The top two scoring defenses in the Pac-12 meet on Saturday when the 13th-ranked Utes travel to Washington trying to keep their hopes alive for a late surge into the College Football Playoff conversation.
It's the second time in three weeks the Utes (7-1, 4-1 Pac-12, No. 12 CFP) will go on the road as the leaders of the Pac-12 South to play underdog to an unranked opponent. Two weeks ago, the Utes were routed by USC for their only loss. It's Washington (4-4, 2-3) that's favored this Saturday.
''The last year and a half we've been pretty good on the road except this one little hiccup with USC,'' Utah linebacker Jared Norris said. ''We don't fear playing on the road. We like it. We like going into a hostile environment and trying to go win a game in someone else's house.''
Utah's strength on defense has been shutting down the run. They're No. 1 in the Pac-12 and No. 17 in the country, giving up 113 yards per game on the ground. The Utes have not allowed a 100-yard rusher in their last nine games dating back to last season.
The talk about Washington's defense entering the season centered on whether the Huskies could replace a trio of all-Americans in Shaq Thompson, Hau'oli Kikaha and Danny Shelton, along with first-round pick Marcus Peters. The defense was seen as a potential weakness with all that talent gone.
What's been evident through eight weeks is the talent that was out of the limelight last season. Travis Feeney leads the Pac-12 with 6 1/2 sacks. Darren Gardenhire, Sidney Jones, Kevin King and Budda Baker all rank in the top 10 in the conference in passes defensed. The Huskies are giving up 16.9 points per game, the only team in the conference allowing less than 20 points per game. The last time Washington led the conference in scoring defense: 1991.
''It's almost like the mentality of we have to prove it every week before we say hey, we're this or we're that,'' Washington coach Chris Petersen said. ''And I think that's probably the best thing our defense has done. They kind of go out there with a prove-it mentality.''
Here are other things to watch as Utah visits Husky Stadium for the first time since 1979:
MR. WILSON: Which Travis Wilson will show up for Utah? The one that was nearly flawless in impressive wins over Oregon and Arizona State? Or the one who threw four interceptions in the Utes' loss at USC? The perfect version for Utah is the Wilson who played last week against Oregon State, when he completed 14 of 19 passes for 198 yards, added 56 yards rushing and scored touchdowns running and passing.

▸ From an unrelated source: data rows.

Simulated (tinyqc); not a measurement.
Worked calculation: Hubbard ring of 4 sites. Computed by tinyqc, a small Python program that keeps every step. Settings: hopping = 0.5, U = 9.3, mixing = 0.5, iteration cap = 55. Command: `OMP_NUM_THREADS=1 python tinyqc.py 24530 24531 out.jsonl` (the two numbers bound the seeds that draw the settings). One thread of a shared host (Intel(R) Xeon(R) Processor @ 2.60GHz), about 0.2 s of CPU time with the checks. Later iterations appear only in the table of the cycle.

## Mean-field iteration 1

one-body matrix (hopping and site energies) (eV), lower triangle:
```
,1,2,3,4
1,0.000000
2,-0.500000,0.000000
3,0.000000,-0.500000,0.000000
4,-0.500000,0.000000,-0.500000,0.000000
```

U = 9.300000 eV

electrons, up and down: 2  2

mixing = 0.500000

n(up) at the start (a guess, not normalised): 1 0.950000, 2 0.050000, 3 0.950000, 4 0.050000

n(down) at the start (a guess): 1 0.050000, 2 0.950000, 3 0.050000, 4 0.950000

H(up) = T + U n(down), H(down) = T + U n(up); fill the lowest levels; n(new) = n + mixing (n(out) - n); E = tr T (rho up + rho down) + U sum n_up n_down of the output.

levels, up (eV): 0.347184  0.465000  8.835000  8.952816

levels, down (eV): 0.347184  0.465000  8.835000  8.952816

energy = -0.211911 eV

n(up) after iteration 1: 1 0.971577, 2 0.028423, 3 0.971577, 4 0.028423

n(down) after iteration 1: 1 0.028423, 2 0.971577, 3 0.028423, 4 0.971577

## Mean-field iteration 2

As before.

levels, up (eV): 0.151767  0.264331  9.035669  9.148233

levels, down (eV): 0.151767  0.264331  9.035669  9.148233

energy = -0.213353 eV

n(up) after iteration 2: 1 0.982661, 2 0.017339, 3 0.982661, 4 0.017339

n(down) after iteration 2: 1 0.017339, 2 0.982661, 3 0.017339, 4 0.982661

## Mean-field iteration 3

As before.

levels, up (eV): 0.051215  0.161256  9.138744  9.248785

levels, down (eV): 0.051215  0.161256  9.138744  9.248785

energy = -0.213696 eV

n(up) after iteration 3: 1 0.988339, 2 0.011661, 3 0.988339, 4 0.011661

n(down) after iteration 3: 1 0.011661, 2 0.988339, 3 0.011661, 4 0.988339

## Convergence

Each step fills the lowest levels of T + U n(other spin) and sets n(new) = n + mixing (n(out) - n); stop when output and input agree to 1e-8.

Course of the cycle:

MONTLAKE JAKE: Washington freshman QB Jake Browning is coming off arguably the best game of his young college career, throwing for four touchdowns and running for a fifth in the Huskies' rout of Arizona. Browning's 264 yards passing against the Wildcats were his most in Pac-12 play and the Huskies hope that's a sign of improved consistency after some struggles earlier in conference play.
Browning will be tested by a Utah defense that will likely be more aggressive trying to rattle a freshman quarterback.
RUN BOOKER RUN: Utah running back Devontae Booker needs just 34 yards to top 1,000 for the second time in his college career. Booker has rushed for at least 100 yards in three of his past four games, the lone exception being the Utes' loss at USC. And while Washington has a stellar scoring defense, the Huskies have been susceptible to giving up yards on the ground, allowing 100-yard rushers in three of the past four games.
''He's our guy. He means a lot to this team,'' Utah coach Kyle Whittingham said.
MYLES AND MILES: Freshman Myles Gaskin is clearly Washington's running back of the future, having supplanted Dwayne Washington as the Huskies' main ball carrier. Gaskin had a streak of three straight 100-yard games snapped last week against Arizona, but remains on pace to be the first Washington freshman to run for 1,000 yards since Chris Polk did it in 2009 as a redshirt freshman.